Iran to Pay Oil Companies Larger Fees in 20-Year Contracts
(Bloomberg) -- Iran will pay foreign oil companies larger fees than it did under previous buy-back contracts to attract $100 billion of investments needed to rebuild its energy industry.
The Persian Gulf state, once OPEC’s second-largest crude producer, will also offer 20-year contracts on oil and natural gas projects, Roknoddin Javadi, managing director of state-run National Iranian Oil Co., said in an interview in Tehran.
“What’s been announced so far looks like an attractive contract -- no doubt it’s a vast improvement on the buy-back contracts,’’ said Robin Mills, a Dubai-based consultant who worked formerly for Royal Dutch Shell Plc on projects in Iran from 1998 to 2003.
Iran, holder of the fourth-largest reserves of oil, is preparing to boost its output once world powers remove economic sanctions that choked off investment in its oil and gas industry. Oil exports fell to an average 1.4 million barrels a day last year from 2.6 million in 2011, U.S. Energy Information Administration data show.
New contract terms will be introduced next month, as part of plans to boost oil production to 5.7 million barrels a day and gas output to 1.4 billion cubic meters a day by 2021, Javadi said.

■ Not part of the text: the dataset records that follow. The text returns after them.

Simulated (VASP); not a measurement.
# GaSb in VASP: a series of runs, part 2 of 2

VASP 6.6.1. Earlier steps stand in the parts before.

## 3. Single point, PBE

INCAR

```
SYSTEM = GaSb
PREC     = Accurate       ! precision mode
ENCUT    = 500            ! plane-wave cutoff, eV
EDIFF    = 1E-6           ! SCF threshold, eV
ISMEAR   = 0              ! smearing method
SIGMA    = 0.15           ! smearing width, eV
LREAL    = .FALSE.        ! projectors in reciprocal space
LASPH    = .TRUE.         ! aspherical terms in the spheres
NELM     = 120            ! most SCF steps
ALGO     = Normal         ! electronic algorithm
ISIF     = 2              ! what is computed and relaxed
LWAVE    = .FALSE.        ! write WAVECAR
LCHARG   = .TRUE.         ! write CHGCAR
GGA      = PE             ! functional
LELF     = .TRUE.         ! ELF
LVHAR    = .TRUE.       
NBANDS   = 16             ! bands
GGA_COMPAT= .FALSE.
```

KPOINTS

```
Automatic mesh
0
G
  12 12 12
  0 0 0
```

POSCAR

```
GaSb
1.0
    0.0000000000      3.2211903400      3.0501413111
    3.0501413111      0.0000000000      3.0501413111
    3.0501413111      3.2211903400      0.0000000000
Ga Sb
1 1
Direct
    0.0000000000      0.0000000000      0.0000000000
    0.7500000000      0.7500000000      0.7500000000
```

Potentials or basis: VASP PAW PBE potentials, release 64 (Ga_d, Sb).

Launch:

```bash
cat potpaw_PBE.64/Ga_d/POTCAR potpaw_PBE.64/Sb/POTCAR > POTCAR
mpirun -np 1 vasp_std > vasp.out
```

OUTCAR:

“The new contract that we’re going to present has raised the opportunity for those who invest to be able to participate in operation and production for a long term, let’s say 20 years,” he said. “This is the major incentive.”
Russian Energy Minister Alexander Novak was leading a trade delegation to Tehran on Wednesday, the Tehran Times reported, without citing anyone. Delegates were to meet with Oil Minister Bijan Namdar Zanganeh and other Iranian officials to discuss cooperation in the oil industry and power projects.